Canada-based steel producer, Algoma Steel, has announced its financial and operational results for the second quarter ended June 30 of the fiscal year 2025.
In the second quarter, the company registered a net loss of CAD 110.6 million, compared to net income of CAD 6.1 million in the same period last year, while its revenues totaled $589.7 million, compared to $650.5 million in the prior-year quarter, mainly due to weakening market conditions, particularly due to the Section 232 Tariffs, which impacted the Algoma’s export sales and resulted in over-supply of the Canadian market at lower prices.
In the second quarter, the company’s adjusted EBITDA was a loss of CAD 32.4 million and its EBITDA margin was 5.5 percent. The company’s shipments in Q2 totaled 472,056 mt, down by 6.5 percent from 503,152 mt in the same period last year.
In addition, as of June 30, 2025, the cumulative investment for the electric arc furnace (EAF) project was $881 million and the company expects the completion of the EAF project to be funded with cash-on-hand, cash generated through operations, and available borrowings under the company’s existing credit facility. Also, during the second quarter, the company incurred tariff-related costs of CAD 64.1 million.

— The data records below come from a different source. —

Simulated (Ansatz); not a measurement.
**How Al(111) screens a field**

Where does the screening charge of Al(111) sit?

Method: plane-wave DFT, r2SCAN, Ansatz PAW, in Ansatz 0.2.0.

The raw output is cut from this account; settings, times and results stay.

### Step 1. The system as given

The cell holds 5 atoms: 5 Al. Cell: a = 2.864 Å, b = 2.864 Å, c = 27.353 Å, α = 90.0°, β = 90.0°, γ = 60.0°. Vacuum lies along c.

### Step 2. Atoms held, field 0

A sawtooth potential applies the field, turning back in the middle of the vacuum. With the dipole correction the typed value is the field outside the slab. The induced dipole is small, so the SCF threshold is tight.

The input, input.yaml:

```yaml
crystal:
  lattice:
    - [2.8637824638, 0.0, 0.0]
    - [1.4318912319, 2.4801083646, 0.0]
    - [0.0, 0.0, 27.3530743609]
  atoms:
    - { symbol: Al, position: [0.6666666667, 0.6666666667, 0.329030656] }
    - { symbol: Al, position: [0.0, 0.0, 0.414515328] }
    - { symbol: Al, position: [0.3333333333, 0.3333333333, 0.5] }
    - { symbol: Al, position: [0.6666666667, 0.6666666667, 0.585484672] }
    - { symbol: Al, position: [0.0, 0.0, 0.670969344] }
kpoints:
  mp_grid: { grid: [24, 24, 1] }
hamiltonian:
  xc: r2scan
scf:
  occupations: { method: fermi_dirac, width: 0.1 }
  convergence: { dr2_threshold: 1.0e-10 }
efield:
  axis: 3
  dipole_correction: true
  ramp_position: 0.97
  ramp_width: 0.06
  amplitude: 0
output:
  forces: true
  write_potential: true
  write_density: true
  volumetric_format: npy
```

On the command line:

Michael Garcia, Algoma’s Chief Executive Officer, said, “The second quarter of 2025 was a pivotal period for Algoma, during which we completed the preparations for our first production of Volta™—Algoma’s trademarked green steel. This milestone was realized in early July with the successful production of our inaugural steel in the first of our two state-of-the-art EAFs. While we delivered operational results for the quarter that were in line with our expectations, our financial performance continued to be impacted by ongoing tariff uncertainty and persistent weak steel market demand and pricing pressures. The uncertain market environment has created headwinds for shipments and pricing across the industry, but we remain focused on executing our strategic transformation.”
Mr. Garcia continued, “Achieving first arc and producing our first steel from the EAF in early July represents a historic accomplishment that marks the true beginning of our transition from a legacy higher-cost traditional steelmaker to one of the lowest-cost green steel producers in North America. While we can’t control market volatility and macro or geopolitical uncertainties, we are focused on what we can control: the safe operation of our assets and the completion of the EAF project, which provides us with a structural cost advantage that will serve us well through market cycles, creating lasting value for all stakeholders.”